Coast Guard helicopter

September 2020 – Planes, boats & trains

My first flight was around 1960 in the rear seat of a De Havilland Chipmunk as member of the RAF Cadet Force (the ATC).  This was followed by a one-way trip in an RAF Britannia from England back to N. Ireland when a strike left the cadet force stranded at summer camp.  Ignoring that introduction, my first flight as a passenger on a commercial aircraft was from London to Singapore in spring of 1962.  That was in a Comet 4B stopping a Rome, Beirut, Karachi, Calcutta and arriving in Singapore in the afternoon of the day after we left.  Thereafter, a life working in the oil industry made flying commonplace and I estimate that if all the flights were recorded in a frequent-flier program they probably total just short of three million miles.  During that 60-year period flying as a passenger has changed dramatically and while a lot of the charm has disappeared in economies and the pursuit of profits, for me the excitement of take-off and landing remains, along with the wonder of just how does the pilot find that three and a half to four kilometre stretch of concrete after flying through the night or maybe for 12+ hours.

Engine Failure

In all of those flights I only encountered mechanical problems once.  That was in a small charter that was following the route of a pipeline to bring gas from Mozambique to South Africa.  We have all read the safety brochures that aircraft with two engines can function perfectly with only one.  But that belief is tested when you look out of the window and see a stationary propeller.  Still, the First Officer who was sitting in the command seat for that flight made a great landing on one engine, and received rapturous applause from her “nonchalant” passengers.

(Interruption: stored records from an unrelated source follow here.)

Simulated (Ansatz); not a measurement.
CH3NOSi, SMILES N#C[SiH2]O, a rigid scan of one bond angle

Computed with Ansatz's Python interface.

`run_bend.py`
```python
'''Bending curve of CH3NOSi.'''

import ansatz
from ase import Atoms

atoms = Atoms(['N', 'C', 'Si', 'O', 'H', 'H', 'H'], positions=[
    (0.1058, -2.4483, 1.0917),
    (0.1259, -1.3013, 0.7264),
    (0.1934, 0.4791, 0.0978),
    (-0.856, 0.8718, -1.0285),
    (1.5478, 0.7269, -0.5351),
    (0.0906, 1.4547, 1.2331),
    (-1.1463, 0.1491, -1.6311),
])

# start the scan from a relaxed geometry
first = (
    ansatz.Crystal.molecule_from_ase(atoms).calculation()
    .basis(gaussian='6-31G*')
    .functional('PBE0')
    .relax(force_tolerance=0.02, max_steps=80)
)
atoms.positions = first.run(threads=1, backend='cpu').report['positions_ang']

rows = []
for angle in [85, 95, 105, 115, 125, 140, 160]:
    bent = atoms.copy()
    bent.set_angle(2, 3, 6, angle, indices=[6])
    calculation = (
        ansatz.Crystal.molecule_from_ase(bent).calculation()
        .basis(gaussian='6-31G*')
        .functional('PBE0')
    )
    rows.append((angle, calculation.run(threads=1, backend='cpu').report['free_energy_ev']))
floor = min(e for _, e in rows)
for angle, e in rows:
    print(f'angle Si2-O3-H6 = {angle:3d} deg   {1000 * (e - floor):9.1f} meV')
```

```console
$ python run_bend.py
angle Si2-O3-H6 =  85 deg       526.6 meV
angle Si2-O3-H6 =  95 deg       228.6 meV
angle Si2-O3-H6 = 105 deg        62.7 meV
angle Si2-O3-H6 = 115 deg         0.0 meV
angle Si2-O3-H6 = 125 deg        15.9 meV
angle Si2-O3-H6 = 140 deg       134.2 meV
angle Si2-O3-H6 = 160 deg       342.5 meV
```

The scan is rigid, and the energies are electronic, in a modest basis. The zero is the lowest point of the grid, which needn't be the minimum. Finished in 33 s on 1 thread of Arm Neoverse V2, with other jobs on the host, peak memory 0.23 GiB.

Growing up in Belfast, the sight of the boats that sailed down the Lough each evening connecting Ireland with England and Scotland were a part of my childhood.  We kids knew from the colour and stripes on the funnel if they were bound for Heysham, Liverpool, Glasgow or the Isle of Man.  Those services have ceased, being replaced by more efficient car ferries.  They were still operating in 1965 when we returned from Singapore.  That journey was on the MV Benvannoch, a cargo vessel that also carried about 18 passengers on its slow travels between the UK and Asia.  Our voyage stopped at Penang, refueled in Aden, then went through the Suez Canal and a choppy Mediterranean to the Irish Sea and Liverpool.  Since then, except for short cruise in the Gulf from Galveston, my sea journeys have been on small boats and my photographs are all from shore around the Houston Ship Canal.

Trains make an even smaller appearance in my photographic records.  Somehow, my years as a rail commuter between Farnborough and Waterloo in UK and around Yokohama Japan passed without any photographic record.  Here in Houston, most of the trains are hauling freight with only the occasional AMTRAK passenger InterCity.  Those seem to pass whenever I don’t have a camera.  Still, those freight trains are impressive with most hauling about 100 wagons.  The great advantage of US trains is that the tracks are so old and seem to be in a general state of disrepair so speeds seem slow compared to other parts of the world. Many tracks in Texas also run alongside the roads and there are lots of level-crossings that provide shooting locations for budding photographers. That, and the respectable pace of the locos allows budding photographers to take a few shots then jump in the car and race ahead of the train to the next location.